EDITORIAL: Leaders should refrain from using inciting and hateful language
“The tongue can be used as a weapon to harm and destroy or as a tool to build and heal,” reads a famous quote from a religious book, the Bible.
Pearl Strachan Hurd once said: “Handle them carefully, for words have more power than atom bombs.”
The “word” has tremendous power. A simple word like “sorry” can end a fight. A negative word can bring down the entire nation flat on the belly. That is why we need to be careful with our words.
Unfortunately, most of our leaders – in South Sudan are yet to understand the power of a tongue. That is why they keep on pelting out reckless and inciting statements that create more room for hatred among communities, political parties, or regions.
As a media house, we are privileged to receive raw news right from the sources. It is disheartening to say that if we were to publish every comment we get from every newsmaker; we would not have a country right now.
As sad as it may sound, some of these comments, especially when it borders on tribal comments, are inciting, to say the least. This could be attributed to the retrogressive steps this country is taking in search of lasting peace. The ongoing violence and revenge attacks, to some extent, have been fueled by words from our own mouths.
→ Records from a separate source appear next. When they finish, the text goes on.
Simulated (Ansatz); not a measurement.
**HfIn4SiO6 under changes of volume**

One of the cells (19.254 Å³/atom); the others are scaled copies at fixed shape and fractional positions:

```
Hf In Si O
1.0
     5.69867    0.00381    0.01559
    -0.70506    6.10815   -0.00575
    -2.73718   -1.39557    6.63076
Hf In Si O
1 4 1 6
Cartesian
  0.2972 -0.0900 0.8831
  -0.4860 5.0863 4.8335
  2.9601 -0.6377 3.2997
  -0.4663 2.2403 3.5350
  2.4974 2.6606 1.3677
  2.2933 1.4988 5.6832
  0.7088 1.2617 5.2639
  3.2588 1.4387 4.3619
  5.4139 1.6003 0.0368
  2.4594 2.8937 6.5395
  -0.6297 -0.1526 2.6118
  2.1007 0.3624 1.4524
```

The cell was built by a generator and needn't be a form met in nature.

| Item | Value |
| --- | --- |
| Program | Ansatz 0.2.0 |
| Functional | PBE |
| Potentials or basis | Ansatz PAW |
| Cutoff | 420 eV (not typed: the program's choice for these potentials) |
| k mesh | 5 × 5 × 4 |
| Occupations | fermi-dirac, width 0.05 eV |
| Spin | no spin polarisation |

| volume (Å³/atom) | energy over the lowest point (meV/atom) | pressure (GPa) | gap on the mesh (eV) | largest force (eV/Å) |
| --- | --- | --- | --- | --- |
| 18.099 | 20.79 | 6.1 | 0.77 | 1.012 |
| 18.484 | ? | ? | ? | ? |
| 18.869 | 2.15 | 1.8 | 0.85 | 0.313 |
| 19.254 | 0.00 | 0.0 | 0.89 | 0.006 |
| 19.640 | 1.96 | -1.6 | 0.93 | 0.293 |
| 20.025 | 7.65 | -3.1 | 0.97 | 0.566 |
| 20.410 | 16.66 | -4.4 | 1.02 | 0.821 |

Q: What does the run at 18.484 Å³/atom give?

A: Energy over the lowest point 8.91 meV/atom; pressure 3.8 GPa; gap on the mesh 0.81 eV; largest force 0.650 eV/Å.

How we wish, as a media house, that all leaders in this country would take time and read the statement of President Salva Kiir concerning the recent violence that claimed over 27 innocent lives in Kajo Keji.
The president, in as much as he was irked by the incident, and guided by wisdom, carefully picked his words as he mourned and prayed for the families of the victims, even as he ordered an investigation and prosecution of the perpetrator of the heinous and barbaric act.
Another example of good leadership was when Hon. Bol Joseph Agau, a member of the National Democratic Movement, called on the leadership country to use diplomatic means to solve the border impasse with Kenya (Nadapal). While he was firm that the country must find a solution to the border issue, Agau said that South Sudan is currently fighting many ‘battles’ and was not ready to get into another unnecessary ‘war’.
On the other hand, a former MP had the audacity to call a media house and rant about how the government should immediately deploy forces to Nadapal to deal with the youth from across the border.
You know that we have a bigger problem as a country when a senior leader in this country, for example, calls others ‘witches’, incites local youth to “defend your land” against perceived invaders; or when a sitting governor calls on the government to help kick out a certain community that has allegedly encroached on their territory.
Such lousy and reckless pronouncements defeat the logic of having a constitution that grants every citizen the right to live and work anywhere in South Sudan.
We believe that there are better ways to address these difficult issues rather than shaming or accusing the other community; or those with opposing political views. We must be sober as a country and work towards attainable peace.
The president has reiterated often that he will never allow South Sudan to return to war. Let’s help President Kiir find lasting peace for the country – the peace that everyone has been praying for.
Famous author, Rachel Wolchin, once said. “Be mindful when it comes to your words. A string of some that don’t mean much to you may stick with someone else for a lifetime.”